So WCMRC is beefing up its infrastructure and staffing along the tanker route. The additions mean the coast is better equipped to respond to a spill than ever before. But critics aren’t convinced the company’s newfound capabilities are actually “world-leading.”

Transport Canada sets the country’s oil spill response standards, dictating things like how much oil has to be cleaned up and how quickly, and enforces a polluter-pay model for spills whereby the owner of the boat, pipeline, or tanker truck doing the spilling is supposed to pay the cost of the cleanup. As part of preparing for the Trans Mountain Pipeline, Lowry says WCMRC will voluntarily surpass Transport Canada’s standards, shaving hours off response times and doubling cleanup capacity.

To get there, the company is investing $150-million to add six new bases, increasing their workforce from 80 to 200 personnel, buying dozens of kilometers of booms and other specialty cleanup equipment, and adding 43 new boats to its fleet. They’re also expanding their planning and mapping, working with local communities—especially First Nations—to identify dangerous and sensitive areas, and creating detailed cleanup protocols and training local first responders. It’s part of a broader effort to address past criticism about transparency and communication, says Lowry. Everything will be ready and tested by the end of 2021, he says, six months before the scheduled completion of the pipeline expansion.

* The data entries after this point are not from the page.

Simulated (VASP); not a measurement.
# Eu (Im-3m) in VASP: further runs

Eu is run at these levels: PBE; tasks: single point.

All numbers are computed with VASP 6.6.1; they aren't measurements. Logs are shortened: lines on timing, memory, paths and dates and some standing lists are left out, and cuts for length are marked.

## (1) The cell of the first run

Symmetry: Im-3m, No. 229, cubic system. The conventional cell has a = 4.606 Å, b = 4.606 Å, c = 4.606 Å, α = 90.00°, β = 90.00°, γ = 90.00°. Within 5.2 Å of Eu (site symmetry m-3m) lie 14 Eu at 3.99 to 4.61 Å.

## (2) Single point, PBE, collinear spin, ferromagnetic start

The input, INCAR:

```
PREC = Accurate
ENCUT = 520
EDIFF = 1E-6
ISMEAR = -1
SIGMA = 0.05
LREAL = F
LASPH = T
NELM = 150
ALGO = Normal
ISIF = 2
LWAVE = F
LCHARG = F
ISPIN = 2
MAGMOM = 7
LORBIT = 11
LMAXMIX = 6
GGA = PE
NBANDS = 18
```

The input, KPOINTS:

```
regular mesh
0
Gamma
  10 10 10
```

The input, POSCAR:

Those capabilities make Canada better prepared than most countries to deal with an oil spill, says Rashid Sumaila, a fisheries expert at the University of British Columbia who has researched the economic impact of oil spills. “Other jurisdictions like Washington State and Alaska are more prepared,” he adds. “But even they aren’t ready. Government and industry always say they are prepared, but spills always come with surprises that no one anticipated.”

Andrew Radzik is less impressed. “We’re not very ready for a major spill,” says the energy campaigner for the Georgia Strait Alliance, an environmental group. “And we do not have world-class spill response.” He doesn’t blame WCMRC. He blames the system the company works within.

The oil industry funds WCMRC through two pipes: a toll on every barrel of oil loaded onto a ship in BC waters, and a mandatory membership fee for commercial oil carriers operating in the province. In 2018, WCMRC’s annual budget was about $20-million. For the buildup, it’s risen to $50-million, with the Trans Mountain project funding the difference.

While WCMRC operates independently, it is governed by Transport Canada regulations, which are subject to political pressure, says Radzik, noting that 10 percent of federal GDP, $14.1-billion in 2017, comes from the energy sector. Add the Trans Mountain Pipeline project to the government’s portfolio and “the federal government has conflict of interest everywhere you look,” he continues. “The fox is guarding the henhouse.”

Among Radzik’s many concerns is Transport Canada’s low mandated standards. WCMRC’s capability to clean up 20,000 tonnes of oil in 10 days is double Transport Canada’s goal, but would only cover 20 percent of the oil a tanker will carry. Before the government bought Trans Mountain, its worst-case scenario planning used a 14,100-tonne spill.  By contrast, neighboring Washington State’s regulations demand the capacity to clean up a spill of the vessel’s entire cargo plus fuel, says Radzik.*

Karen Wristen, executive director of Living Oceans, a British Columbia–based conservation organization, questions whether WCMRC will even be able to clean up any of the oil. The Trans Mountain Pipeline will primarily carry diluted bitumen, she says, which is a tar-like petroleum product made less viscous with chemicals so it will flow through pipes like conventional oil.

Recent research funded by the federal government investigating how diluted bitumen behaves in salt water suggests it will act like conventional oil. But Wristen says the testing didn’t reproduce ocean conditions. She expects that diluted bitumen will spread quickly and mostly sink, as seen in other heavy oil spills, making it more difficult to clean up.

“All the booms in the world will not corral it,” she says. “We need new technologies to track the oil and clean it up, even if it’s under the surface.” This technology is just emerging, and is not in WCMRC’s arsenal. Regardless, she says, a world-class spill response should not settle for the status quo.

“There’s a good reason we’re freaked out about an oil spill,” Radzik concludes. “It’s not some monster we conjured up. If you look at the nuts and bolts, they’re pretty rusty.”

*Correction: A previous version of this article used the wrong reference figures for the Trans Mountain Pipeline’s modeled worst case scenario spill, and Washington State’s required cleanup capacity.